How Downtown Manhattan Wants to Create More Integrated Schools

Principal Irene Sanchez at P.S. 15 in the East Village supports a new admissions system because too many of her students are homeless and in poverty

Click the player above to hear our story about a renewed effort to better integrate schools in one part of Manhattan. Click here to see how new admissions rules could change where students in District 1 go to school.

It's no secret that the New York City public schools are deeply segregated. Throughout the five boroughs, most black and Latino students attend schools where they are the overwhelming majority, according to both a much-cited 2014 UCLA study and more current city data. Beyond the social implications of racial and ethnic segregation, there is inequity: most of the predominantly black and Latino schools have high concentrations of low-income students, fewer highly qualified teachers and lower test scores.

In recent years, pockets of New Yorkers have proposed new solutions to counteract the divides that have gotten worse in the last decade. New York City Mayor Bill de Blasio on Friday told WNYC's Brian Lehrer that he wanted a more integrated system.

"I think we finally have the tools we need to do this on a much more extensive level,” he said.

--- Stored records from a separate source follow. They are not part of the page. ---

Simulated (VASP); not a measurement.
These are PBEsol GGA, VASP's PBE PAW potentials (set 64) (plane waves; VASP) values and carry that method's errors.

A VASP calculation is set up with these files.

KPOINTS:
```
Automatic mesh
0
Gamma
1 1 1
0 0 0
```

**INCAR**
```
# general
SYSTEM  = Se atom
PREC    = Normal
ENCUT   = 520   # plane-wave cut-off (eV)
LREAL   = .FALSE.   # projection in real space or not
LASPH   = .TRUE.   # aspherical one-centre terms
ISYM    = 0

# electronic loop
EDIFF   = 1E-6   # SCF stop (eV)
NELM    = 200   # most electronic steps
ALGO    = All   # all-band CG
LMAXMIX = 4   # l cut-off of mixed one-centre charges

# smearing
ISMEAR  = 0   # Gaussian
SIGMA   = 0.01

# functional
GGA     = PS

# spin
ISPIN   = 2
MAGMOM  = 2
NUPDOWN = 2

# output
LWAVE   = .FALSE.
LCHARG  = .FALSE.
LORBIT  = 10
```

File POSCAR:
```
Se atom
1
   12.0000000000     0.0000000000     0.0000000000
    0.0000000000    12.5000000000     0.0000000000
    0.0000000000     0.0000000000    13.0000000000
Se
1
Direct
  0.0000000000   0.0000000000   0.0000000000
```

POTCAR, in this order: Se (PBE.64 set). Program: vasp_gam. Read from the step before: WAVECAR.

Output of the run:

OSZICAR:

It seems to be a moment when elected officials, educators and families are looking to do things differently in New York, perhaps the most concerted school integration effort since the 1960s. In our week-long series Integration 2.0, we highlight a proposal to better mix students within one school district, visit a school that's taking extra steps to recruit and support a variety of families, hear from New Yorkers who participated in integration experiments in 1964; they have some thoughts worth hearing.

And, finally, we'll share another point of view: integration is not a goal unto itself for many New Yorkers who overwhelmingly say they want better school options in their neighborhoods. Period. For some, integration is a path towards school improvement but not for all.

Of the ideas concerned with changing school admission rules, the most ambitious involves an entire school district, District 1, which includes the East Village, part of Chinatown and the Lower East Side. And that's where our series begins.

Parent leaders in District 1 are hoping to win approval from Schools Chancellor Carmen Fariña to try a new form of admissions. Their goal is to prevent schools from enrolling too many poor and at-risk children, by bringing in kids from higher income levels, too. Various studies have shown kids from low-income families do better academically when they're mixed with wealthier peers.

To accomplish this, District 1 has proposed an admissions system called controlled choice that's still being finalized. It's been used in Cambridge, Massachusetts, as well as other cities around the country. Parents rank their preferred schools. The city would then consider whether their children qualify for free or reduced priced lunch when assigning incoming kindergarten students to every school.

In District 1, where about three quarters of the students qualify for free lunch, this means every school would aim for a similar proportion of new kindergarten students. By distributing students more evenly, supporters believe there would also be greater racial diversity, and maybe more involved parents, more funds and more stability in the teaching staff wold follow. In other words, the schools would get better.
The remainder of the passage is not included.